Bible-Center

Main news for 6 August 2021

The land conquered by the Hebrews who came from Egypt was, of course, not empty. There were already cities, villages, fields, gardens, vineyards. The Hebrew people received all this "for free." In reality, of course, God's people found nothing free on the land given by God. When we read in the Bible about the conquest of Palestine, it is important to remember that this conquest did not mean that the local inhabitants disappeared forever, were slaughtered or expelled, and the conquerors received everything they owned ready-made.

Many cities were indeed taken by storm and destroyed, others surrendered without a fight, and not all local tribes resisted the conquerors. But even when the issue was the conquest of a city and its destruction, no one moved into other people's houses. The sacred writer's words cannot be understood literally. Yet they are unconditionally true with regard to the Hebrews' entering a life new to them and much more comfortable than in nomadic times.

They received a whole civilization ready-made, which, by the way, they mastered quickly and firmly: within only one or two generations the Hebrews turned from nomads into farmers and craftsmen, learning everything the local inhabitants knew. And for this they had to thank only God, who led them to the land He had promised and gave them the opportunity to conquer it.

Meanwhile, their gratitude was far from always adequate; more often one had to speak of "gratitude" in quotation marks: after the conquest of Palestine, paganism, the worship of local Palestinian gods, began spreading widely among the Hebrew people, strangely combining with elements of Yahwism.

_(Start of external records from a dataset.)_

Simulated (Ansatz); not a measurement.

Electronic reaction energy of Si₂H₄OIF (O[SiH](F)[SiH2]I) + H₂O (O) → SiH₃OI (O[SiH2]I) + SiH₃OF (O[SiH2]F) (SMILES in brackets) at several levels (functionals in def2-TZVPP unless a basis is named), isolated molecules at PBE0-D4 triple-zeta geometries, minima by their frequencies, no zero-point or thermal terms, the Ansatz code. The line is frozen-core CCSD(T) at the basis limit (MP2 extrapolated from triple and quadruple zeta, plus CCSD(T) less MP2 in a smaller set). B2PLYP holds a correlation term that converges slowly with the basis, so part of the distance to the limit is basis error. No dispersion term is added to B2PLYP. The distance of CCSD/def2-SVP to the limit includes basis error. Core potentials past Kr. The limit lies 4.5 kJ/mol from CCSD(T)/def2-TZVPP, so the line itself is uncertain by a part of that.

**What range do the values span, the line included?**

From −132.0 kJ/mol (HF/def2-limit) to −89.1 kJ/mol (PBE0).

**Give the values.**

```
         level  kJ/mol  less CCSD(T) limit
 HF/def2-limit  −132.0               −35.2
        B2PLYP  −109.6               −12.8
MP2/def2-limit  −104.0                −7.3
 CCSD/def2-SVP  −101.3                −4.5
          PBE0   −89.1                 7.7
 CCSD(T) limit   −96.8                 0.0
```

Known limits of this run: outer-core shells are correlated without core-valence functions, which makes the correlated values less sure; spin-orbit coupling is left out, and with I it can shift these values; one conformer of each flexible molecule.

Speaking humanly, there was nothing surprising here: the Hebrews learned everything from their neighbors, they adopted their way of life, and in such a situation adopting the worship of local gods was more than natural. But this very naturalness was what God's people had to avoid, for in this way they were in fact betraying and losing the One who had given them the land they loved so much. It seemed to many that love for the land meant love for the local gods as well.

In reality, precisely for the sake of love for the land given by God, it was necessary to reject the gods that pagans thought protected it. But far from everyone understood this; those who did were a minority. God's people had to pass through exile, had to lose the land given by God, in order to understand this simple but vital truth. To understand it so as never again to repeat the mistakes of their ancestors, who turned away from God for the sake of the land He had given.